Sweden is Well on its Way to Becoming the First Cashless Society in the World

Asking a Swede if they have change for a five will soon be like offering to pay for your coffee with a silver dollar.

Which is to say cash will soon be obsolete in Sweden.

“Cash is still an important means of payment in many countries’ markets, but that no longer applies here in Sweden,” says KTH Royal Institute of Technology researcher Niklas Arvidsson with amusing condescendence. “Our use of cash is small, and it’s decreasing rapidly.”

This is largely because Swedish banks are keen to be early adopters of advanced IT systems, which is complemented by a strong consumer tradition of welcoming electronic payment services. One of those services is Swish, a mobile payment app that’s widely accepted by banks across Sweden and Denmark. In fact, some bank branches in Sweden don’t even accept cash anymore. Those that do are required to ask customers to explain where the cash comes from as part of a crackdown on money laundering and terrorist financing, which obviously no one wants to deal with.

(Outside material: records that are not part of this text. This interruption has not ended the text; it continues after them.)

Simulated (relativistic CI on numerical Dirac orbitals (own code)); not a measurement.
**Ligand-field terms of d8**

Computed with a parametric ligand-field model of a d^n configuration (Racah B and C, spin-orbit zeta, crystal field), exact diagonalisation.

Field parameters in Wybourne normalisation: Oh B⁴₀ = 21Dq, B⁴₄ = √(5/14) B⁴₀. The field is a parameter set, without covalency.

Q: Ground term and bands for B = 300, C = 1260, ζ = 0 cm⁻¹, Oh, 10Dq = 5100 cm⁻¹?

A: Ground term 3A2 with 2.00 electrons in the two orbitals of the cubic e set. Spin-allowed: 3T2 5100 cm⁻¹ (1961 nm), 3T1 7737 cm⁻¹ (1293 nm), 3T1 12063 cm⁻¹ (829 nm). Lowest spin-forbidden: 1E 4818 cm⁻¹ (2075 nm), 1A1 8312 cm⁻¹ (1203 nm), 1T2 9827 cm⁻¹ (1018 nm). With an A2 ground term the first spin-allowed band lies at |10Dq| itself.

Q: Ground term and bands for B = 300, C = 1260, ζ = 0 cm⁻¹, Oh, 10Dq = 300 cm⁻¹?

The next step will be for Swish to become the standard payment method for retail transactions and e-commerce, after which the country will undergo a full revolution of the banking system.

There are now more than 20% fewer Swedish crowns in circulation than there were six years ago, and only between 40 and 60 percent of that is actually in regular circulation.

In the meantime, the central bank and economists of Sweden are trying to reach a consensus about which financial instruments and methods of payment could potentially replace the country’s currency.